Complications with the Holiday Act have caused years of pay problems for employees and businesses. The government promises to fix it.
Impossible calculations, incomprehensible entitlements - it's widely agreed across the political spectrum that the Holidays Act is a mess.
"We are doing non-stop audits trying to help our members with the issues in the act," New Zealand Payroll Practitioners Association chief executive David Jenkins tells The Detail.
"It takes up probably about 80 to 90 percent of our work."
He says the Act has some good theory, such as minimum entitlements on annual leave, sick leave, bereavement leave, family violence leave and public holidays. But since it came to existence on 1 April 2004, it's been beset with problems.

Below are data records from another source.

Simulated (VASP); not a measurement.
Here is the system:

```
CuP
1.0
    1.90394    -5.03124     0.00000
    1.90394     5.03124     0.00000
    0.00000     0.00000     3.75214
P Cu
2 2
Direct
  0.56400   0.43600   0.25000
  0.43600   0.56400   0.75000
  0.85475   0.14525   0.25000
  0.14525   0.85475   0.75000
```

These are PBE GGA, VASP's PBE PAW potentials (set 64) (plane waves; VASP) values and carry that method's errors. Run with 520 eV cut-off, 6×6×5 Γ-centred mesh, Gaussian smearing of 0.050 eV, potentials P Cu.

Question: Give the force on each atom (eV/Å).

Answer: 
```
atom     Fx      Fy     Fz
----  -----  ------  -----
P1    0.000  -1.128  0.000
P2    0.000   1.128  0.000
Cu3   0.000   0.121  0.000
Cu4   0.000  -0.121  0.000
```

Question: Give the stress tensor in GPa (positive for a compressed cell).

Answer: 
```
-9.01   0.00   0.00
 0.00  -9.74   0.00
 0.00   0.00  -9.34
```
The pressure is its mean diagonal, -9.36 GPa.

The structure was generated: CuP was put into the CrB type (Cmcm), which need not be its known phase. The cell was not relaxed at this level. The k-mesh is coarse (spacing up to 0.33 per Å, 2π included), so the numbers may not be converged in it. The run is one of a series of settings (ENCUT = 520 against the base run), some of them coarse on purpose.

"Every one of those leave types has a whole set of rules around it," Jenkins says. "The calculations are the problem... this Act works if I work Monday to Friday 8:00 to 5:00 and I get no other payments - just my basic wage. But as soon as you get someone that's got variable hours, a different work pattern, it falls down."
Jenkins talks about some of the high profile Holidays Act breaches by different organisations, including New Zealand Police, Te Whatu Ora and even the Ministry of Business, Innovation and Employment - which manages the law.
There have been several attempts to try to change it. In 2011, the National-led government changed the calculations for all leave but annual leave (which hasn't changed since the act was introduced).
Then Labour promised an overhaul, setting up a taskforce which came up with numerous recommendations.
But Jenkins says the problem was that it didn't fit with payroll systems.
"They didn't look at those recommendations in regard to 'what can payroll actually do' - so then we spent the time from that review right up to when the government changed to basically try to put that into a piece of legislation that payroll could use."
But he says they never got there.
The National/ACT/NZ First government wants to "simplify the law" for businesses, according to ACT's deputy leader and Minister for Workplace Relations and Safety Brooke van Velden.
Jenkins hopes things will change, but says he's "heard these things before from other ministers and other governments".
The Detail also speaks to lawyer Barbara Buckett about wider changes van Velden wants to make in the workplace and employment sectors.
"Their focus is more business orientated, whereas... the last government, they were probably more looking at the employees side," Buckett says.
"I think she's trying to say we are in a different world - that businesses are operating in a different environment with these flexi working hours," says Bucket.
For instance, van Velden wants to make it easier for businesses to use contractors, simplify personal grievances (as she says employers can be dragged through processes by "vexatious employees") and reform health and safety regulations.
But there are fears this could lead to an erosion of workers' rights.
"The point is that it has the effect of cancelling out rights that employees might otherwise have," Buckett says.
"When you're going for a job, there's maybe a power imbalance in there and people end up agreeing to things... only later down the track they understand that they've given away something.
"On the business side, if you're a contractor then it's a freer arrangement and it's a clearer arrangement - there's no underlying obligations, such as we're talking about, in terms of holidays and leave and employment rights such as personal grievances.''
ACT has even proposed getting rid of public holidays in the past - but Buckett think it's unlikely that will come to fruition.
"I think people talked about Matariki being swapped out for something else - that's about as far as I think it got - but to take away public holidays in general, I think there'd be a huge backlash."